In voting and dealings with FTX, MLB takes two big hits

WASHINGTON, DC - DECEMBER 08: CEO of FTX Sam Bankman-Fried testifies during a hearing before the House Financial Services Committee at Rayburn House Office Building on Capitol Hill December 8, 2021 in Washington, DC. The committee held a hearing on "Digital Assets and the Future of Finance: Understanding the Challenges and Benefits of Financial Innovation in the United States." (Photo by Alex Wong/Getty Images)
WASHINGTON, DC - DECEMBER 08: CEO of FTX Sam Bankman-Fried testifies during a hearing before the House Financial Services Committee at Rayburn House Office Building on Capitol Hill December 8, 2021 in Washington, DC. The committee held a hearing on "Digital Assets and the Future of Finance: Understanding the Challenges and Benefits of Financial Innovation in the United States." (Photo by Alex Wong/Getty Images)

If recent political and FTX-related financial events tell us anything, it is that baseball interests such as MLB do best when they stick to their own game.

At least twice in recent days, MLB has been embarrassed by the offshoots of its ill-advised moves into the realms of politics and finance.

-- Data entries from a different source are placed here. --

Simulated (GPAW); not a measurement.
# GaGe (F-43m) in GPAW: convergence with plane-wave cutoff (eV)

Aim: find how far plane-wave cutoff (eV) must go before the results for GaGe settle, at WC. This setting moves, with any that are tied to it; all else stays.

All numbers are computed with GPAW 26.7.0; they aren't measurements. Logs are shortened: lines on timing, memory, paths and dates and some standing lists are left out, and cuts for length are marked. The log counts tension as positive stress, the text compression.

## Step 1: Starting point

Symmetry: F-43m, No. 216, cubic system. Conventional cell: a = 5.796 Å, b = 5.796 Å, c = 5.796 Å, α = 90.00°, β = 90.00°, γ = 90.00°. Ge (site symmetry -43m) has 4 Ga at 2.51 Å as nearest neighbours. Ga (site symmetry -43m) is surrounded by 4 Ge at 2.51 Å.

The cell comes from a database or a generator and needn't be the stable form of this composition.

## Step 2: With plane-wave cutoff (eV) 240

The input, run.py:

In one case, the damage is almost certain to be both financially significant and quantifiable. That of course is a reference to the revelations that Sam Bankman-Fried, founder of cryptocurrency giant FTX, has filed for bankruptcy.

For the past year and a half, MLB umpires have worn a patch on their uniforms touting FTX following the signing of an agreement in January of 2021 that was to pay the umpires an estimated $135 million over five years.

In the wake of the bankruptcy declaration, MLB officials said Thursday they had terminated the deal, a move that on paper at least will have as much as a $94.5 million implication for the game and its arbiters.

Of course, if FTX really was as broke as its bankruptcy filing indicated, the umps were never likely to see anything near that much money anyway.

Among matters left in the lurch is the future status of various joint MLB/FTX promotions, including a world-wide “FTX Home Run Derby” promotion that began this year. When the tour was announced this past summer, company and baseball officials described it as a “high-energy live event experience and brand opportunity through in-person engagement…” The first iteration concluded last month, and presumably any plans for a second such event will be on hold until such time, if any, as a new sponsor is identified.

The collapse of FTX followed by only a few days the conduct of the 2022 off-year national elections, a side focus of which was the voter turnout in Georgia. That state, you will recall, was the target of a political boycott (joined by MLB) following passage of a new voter registration law that opponents including President Biden labeled as “Jim Crow 2.0” for what they saw as voter suppression efforts.

Among the steps taken by MLB in response to the law’s passage was the pulling of the 2021 All-Star Game from Atlanta’s Truist Park, where it had been scheduled to be held last July. Instead, the game was moved to Denver.

MLB’s problem is that the allegations of voter suppression on which the relocation was founded turned out to be baseless. Rather than suppress turnout, the new law (in effect for the first time this past week) saw a record voter participation for an off-year election in the state. Although counting is not yet complete, when it is, officials project that close to 4 million Georgians will have cast ballots.

The previous record for an off-year election in the state was 3.94 million.

At the time the move was made, the MLB Player’s Alliance issued a statement making it clear that it found the new law discriminatory. “We want to make our voice heard loud and clear in our opposition (to the law)” it said, charging that it “not only disproportionately disenfranchises the Black community but also paves the way for other states to pass similarly harmful laws.”

Legal repudiation of the Players and MLB’s contention that the law was sufficiently discriminatory to justify moving the All-Star Game began more than a year ago. In June of 2021, the U.S. Supreme Court upheld the legality of a new Texas voting procedures law that contained many of the same measures found objectionable by MLB and he players in the Georgia law. In its decision, the Supreme Court found nothing in the Texas law that violated Constitutional guarantees of the right to ballot access.

So that’s back-to-back major hits delivered to the game’s credibility in its recent ventures into the political and financial spheres. Moving forward, Commissioner Rob Manfred and the rest of the game’s upper management may want to consider that they do best when they stick to what they know best … baseball.